1. Adobe: The Painful Pivot to Subscriptions
Remember buying software in a box? Adobe built an empire on it. For decades, it sold Photoshop, Premiere, and its other Creative Suite applications for hundreds or even thousands of dollars a pop. It was
a hugely profitable, predictable business. Then, in 2013, they blew it up. Adobe announced it was moving exclusively to a subscription model, Creative Cloud. The backlash from its loyal user base was immediate and intense. Customers who had spent a fortune on software licenses felt betrayed, suddenly forced into a perpetual rental model. It was a massive gamble. This move mirrors Netflix’s own painful, customer-infuriating pivot away from its popular DVD-by-mail service to prioritize the then-unproven world of streaming. Like Netflix, Adobe’s leadership understood that the future wasn’t in one-time purchases but in recurring revenue and direct customer relationships. They endured the short-term pain for an astronomically successful long-term gain, transforming their company into a SaaS (Software as a Service) titan.
2. Amazon (AWS): Turning a Cost Center into a Juggernaut
Everyone knows Amazon as the “everything store,” but its most profitable division, Amazon Web Services (AWS), started as an internal solution to an internal problem. As Amazon.com scaled in the early 2000s, its engineers built a robust, efficient, and scalable infrastructure to run the site. Most companies would have simply treated this as a cost of doing business. Amazon saw it differently. Jeff Bezos and his team realized the powerful infrastructure they’d built for themselves could be rented out to other companies. In 2006, they launched AWS. This is the ultimate example of turning an operational expense into a world-changing revenue stream. It’s strategically similar to Netflix’s evolution. Netflix first built a massive content delivery network and recommendation engine to serve its own streaming needs. It then took the next step: instead of just delivering other studios’ content, it started producing its own. Both companies weaponized their internal capabilities to create entirely new, dominant business lines.

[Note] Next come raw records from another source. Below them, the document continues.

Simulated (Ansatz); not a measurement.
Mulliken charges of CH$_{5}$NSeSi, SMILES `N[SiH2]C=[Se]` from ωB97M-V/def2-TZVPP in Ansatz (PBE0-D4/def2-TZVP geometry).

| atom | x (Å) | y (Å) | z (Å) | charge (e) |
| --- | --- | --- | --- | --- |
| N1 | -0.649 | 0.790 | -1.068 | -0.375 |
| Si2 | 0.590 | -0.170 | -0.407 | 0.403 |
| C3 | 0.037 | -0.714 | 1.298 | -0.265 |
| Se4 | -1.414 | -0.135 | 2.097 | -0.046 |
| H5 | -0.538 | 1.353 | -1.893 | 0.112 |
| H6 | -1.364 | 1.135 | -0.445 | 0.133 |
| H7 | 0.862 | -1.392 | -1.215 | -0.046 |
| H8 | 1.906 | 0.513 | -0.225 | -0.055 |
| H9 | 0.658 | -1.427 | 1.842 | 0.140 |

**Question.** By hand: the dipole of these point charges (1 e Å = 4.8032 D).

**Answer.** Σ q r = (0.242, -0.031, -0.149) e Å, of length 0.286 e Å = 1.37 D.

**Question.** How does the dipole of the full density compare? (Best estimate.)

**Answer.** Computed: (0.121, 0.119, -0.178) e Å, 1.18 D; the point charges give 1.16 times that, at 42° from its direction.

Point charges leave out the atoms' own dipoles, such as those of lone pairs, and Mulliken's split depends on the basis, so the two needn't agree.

3. Spotify: Walking the Content-Versus-Distribution Tightrope
No company offers a more direct parallel to Netflix’s strategic dilemma than Spotify. For years, Netflix was at the mercy of Hollywood studios, paying exorbitant licensing fees for TV shows and movies that could be pulled at any time. The solution? Become the studio. Investing billions in Netflix Originals gave them control over their own destiny. Spotify lives this reality every day. Its core product—music—is licensed from a handful of powerful record labels that are also its direct competitors (some have stakes in rival streaming services). To break this dependency, Spotify made a massive, Netflix-style bet on podcasts. By acquiring podcast networks and signing exclusive deals with figures like Joe Rogan, Spotify is attempting to build a library of original, owned content that you can’t get anywhere else. It’s a high-stakes, expensive gambit to shift from being a mere distributor to a must-have destination, and the outcome is still very much in play.
4. Nvidia: Seeing the Next Platform Shift
Netflix’s bet on streaming wasn’t just a bet on content; it was a bet on technology. Reed Hastings famously wagered that internet bandwidth would become cheaper and more ubiquitous, making high-quality video streaming possible for the masses. He was right, and Netflix was perfectly positioned when that future arrived. Nvidia’s story is a masterclass in the same kind of foresight. For most of its life, Nvidia was known for making graphics processing units (GPUs) for video games. But its leaders realized that the parallel processing power that made games look good was also uniquely suited for the complex calculations required for artificial intelligence. They began investing heavily in AI-specific software (like CUDA) and hardware years before the AI boom went mainstream. When the generative AI explosion happened, Nvidia wasn't just a participant; it was the essential, underlying platform. Like Netflix with streaming, Nvidia saw where the technological puck was going and skated there years ahead of everyone else.
5. Microsoft: The Art of Corporate Reinvention
By the early 2010s, Microsoft was a technology giant, but it was a legacy giant. It was the company of Windows and Office, and it had missed the boat on mobile, search, and social media. It was seen as powerful but stagnant. The idea that this behemoth could become nimble and innovative again seemed laughable. Under CEO Satya Nadella, who took over in 2014, Microsoft underwent one of the most stunning corporate transformations in history. Nadella de-emphasized the Windows-first religion and reoriented the entire company around cloud computing (“Azure”) and services. He embraced open-source software, partnered with rivals, and fostered a culture of learning instead of knowing. It was a complete philosophical reboot that turned Microsoft from a relic into a leader in the next generation of tech. It’s a powerful lesson that even the biggest ships can be turned, a story of reinvention on a scale that Reed Hastings and Ted Sarandos would surely admire.